When he started All-American Max Gaines held reprint rights to Mutt & Jeff, so it appeared in All-American Comics and a title that was continued by DC until 1958.
Fisher employed ghosts on the strip. According to the Lambiek website these included Billy Liverpool, Ed Mack and Al Smith, the last of whom stayed on the feature for decades. Lambiek also says, on its pages on the artists, that George Herriman and the young Maurice Sendak assisted on the strip, and that Joe Dennett drew Mutt and Jeff comics for Harvey in the Silver Age. The GCD tells me the feature passed to Harvey after a period at Dell.
Incidentally, you might've put the thread in the wrong forum. I'm told you can change the forum using the Options menu in the post at the start of the thread. Go into "Edit Discussion" and look for the drop down "Category" menu.
I've moved it.
According to Wikipedia Mutt and Jeff appeared in live action short movies in 1911-12 and in a long series of cartoons from 1916.
There is a hardcover of early Mutt & Jeff strips available from... oh, the same publisher which reprinted a collection of early Bring Up Father strips. Some of those early animated cartoons are available on the Popeye DVD sets.
...What forum did I put it in originally ?
As for M&J movies , though I believe IMDB neglects to list them , post-sound there were some M&J shorts which were , apparently , colorized AND soundized versions of some silents , though with no dialogue , just effects , grunting/whatever like a lot of Max Fleisher cartoons/others then had doe by the characters and some 1930s dance band music dubbed on...........
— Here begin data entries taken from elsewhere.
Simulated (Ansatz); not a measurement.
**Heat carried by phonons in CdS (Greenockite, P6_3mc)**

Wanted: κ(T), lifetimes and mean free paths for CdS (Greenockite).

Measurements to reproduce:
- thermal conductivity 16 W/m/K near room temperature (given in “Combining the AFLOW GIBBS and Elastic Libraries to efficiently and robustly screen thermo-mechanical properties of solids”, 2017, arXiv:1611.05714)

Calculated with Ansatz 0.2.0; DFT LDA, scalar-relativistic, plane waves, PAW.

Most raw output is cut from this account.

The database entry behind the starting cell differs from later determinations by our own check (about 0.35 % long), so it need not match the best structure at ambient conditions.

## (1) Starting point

These used to show up on thise swapmeet/discount drugstore cheapo VHSs of old and now , yeah , there appears , in fact , to be at least one DVD documentary apparently combining various of the silent and sound shorts with a " Mutt & Jeff Story "...
You had it in "Movies & TV."
...Okay , I have tried to re-edit the above link to actually take you to GoComics' page for that day's M&J , but it hasn't gone through...Perhaps some nice Mod could do so , please:-)?????????
Sheldon Mayer may have done some original material for the DC Comics version which appeared in both ALL-AMERICAN COMICS monthly and an originally quarterly 64-page epymomous title IIRC , which would certainly burn the material fast...While DC bears the distinction of being the first , widely successful/long-running anyway , comic book company to concentrate on original material , obviously , they chose to make an exception for such a popular strip as M&J...I recall Sol Harrison?? or some other DC old-timer , in an interview , saying something like:
" Oh , in the early 40s we had 97% , 98% , sellthrough on SUPERMAN and MUTT & JEFF ( ! ) ( Emphasis - Likewise here ! - mine . ) . It was wonderful " !
I did some editing of the Wikipedia entry on M&J a ways ago but it may have been taken down , along with other stuff ( accurate ) by me , maybe by Wiki itself...They can be pretty pissant-y at times :--:-(...
...OK , thank you , there is a reason beyond even what I have put up already that I put it there...Or that's my story and nobody's gettin' me off it , see ?!!:-)...
Here's the 25 March 2012 Mutt & Jeff strip.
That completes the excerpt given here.